Imagine the diplomatic repercussions if Blair had been heard joking that Mr Chirac had invited him to a barbecue - on the menu, roast British lamb, still in their lorries.

Whilst this sort of boorish comment is to be expected from el mafiosa Sr Belusconni, who last week insulted Finland's national dish of smoked reindeer, Chirac usually tries to give the impression that he is above that sort of thing. Of course he isn't, the stuck up snob.

One thing that has always irked me is the axiom that French cuisine is the best in the world. Where exactly did that myth arise? - from France one assumes. I've always been singularly unimpressed with French cooking, the many times that I have visited France. It always looks very pretty, for sure. But I've generally found it rather bland and tasteless and very unsatisfying. The fact that the last time I went to France I had a monster case of the shits also calls in to question their hygiene somewhat.

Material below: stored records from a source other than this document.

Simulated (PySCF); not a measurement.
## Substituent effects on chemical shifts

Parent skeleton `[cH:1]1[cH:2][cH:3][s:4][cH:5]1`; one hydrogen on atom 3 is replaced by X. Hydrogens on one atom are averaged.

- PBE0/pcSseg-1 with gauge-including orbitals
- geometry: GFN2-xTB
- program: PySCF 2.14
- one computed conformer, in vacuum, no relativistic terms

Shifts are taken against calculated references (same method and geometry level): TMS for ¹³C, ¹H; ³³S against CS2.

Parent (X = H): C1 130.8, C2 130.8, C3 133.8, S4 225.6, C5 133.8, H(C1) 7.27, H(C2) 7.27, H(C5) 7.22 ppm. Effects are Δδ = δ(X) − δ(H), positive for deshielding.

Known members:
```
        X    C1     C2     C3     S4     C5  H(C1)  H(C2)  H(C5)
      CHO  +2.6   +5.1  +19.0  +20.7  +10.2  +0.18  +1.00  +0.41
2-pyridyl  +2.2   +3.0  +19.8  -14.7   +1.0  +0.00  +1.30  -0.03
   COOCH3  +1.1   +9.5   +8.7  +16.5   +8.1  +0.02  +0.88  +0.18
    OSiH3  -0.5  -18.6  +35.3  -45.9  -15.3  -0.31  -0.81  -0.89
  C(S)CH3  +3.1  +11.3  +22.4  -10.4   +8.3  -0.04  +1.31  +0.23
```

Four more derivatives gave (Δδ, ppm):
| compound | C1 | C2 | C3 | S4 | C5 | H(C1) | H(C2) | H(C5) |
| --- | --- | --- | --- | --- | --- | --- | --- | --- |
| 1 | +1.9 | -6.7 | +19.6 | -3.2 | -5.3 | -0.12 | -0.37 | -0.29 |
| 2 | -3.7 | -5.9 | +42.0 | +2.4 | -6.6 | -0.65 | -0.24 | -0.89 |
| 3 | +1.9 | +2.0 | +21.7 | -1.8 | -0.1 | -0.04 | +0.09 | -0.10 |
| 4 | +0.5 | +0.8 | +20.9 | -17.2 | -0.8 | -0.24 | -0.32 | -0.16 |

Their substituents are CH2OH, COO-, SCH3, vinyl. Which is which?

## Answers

It would be easy to make jokes about the French national dishes - so why not? They eat fucking snails. I mean, seriously. Their signature dish is a slug carrying it's own house, that moves around by smearing snot on the ground and sliding on it. And frog legs - yet another slimy creature that only the French would consider popping in their mouth. Not only that, their self-imposed role as cheese and wine afficianados is also a joke. Sure, I like a bit of Brie as much as the next man, but what soon becomes very evident when perusing the cheese counter in France is the sheer number of differently named yet almost identical cheeses. Camembert is just Brie with flavour (and a weak Camembert is indistinguishable from a strong Brie), whilst they have very few hard cheeses that can compete with Cheddar. And what do they have to compete with Stilton or the Austrian/German smoked cheeses? As far as wine is concerned, appelation controle sounds great in theory but really it can't compete with new world wines. Buy a bottle of Aussie and you are guaranteed a quality wine. Buy a bottle of French and you may get a masterpiece but more likely, if it rained the day before the appointed grape picking date, you get a watery unsatisfying concoction.

The fact is, Chirac is on dodgy ground criticising other nation's food. He simply reveals himself to be a boorish, snobby twat and doesn't do himself any favours at all.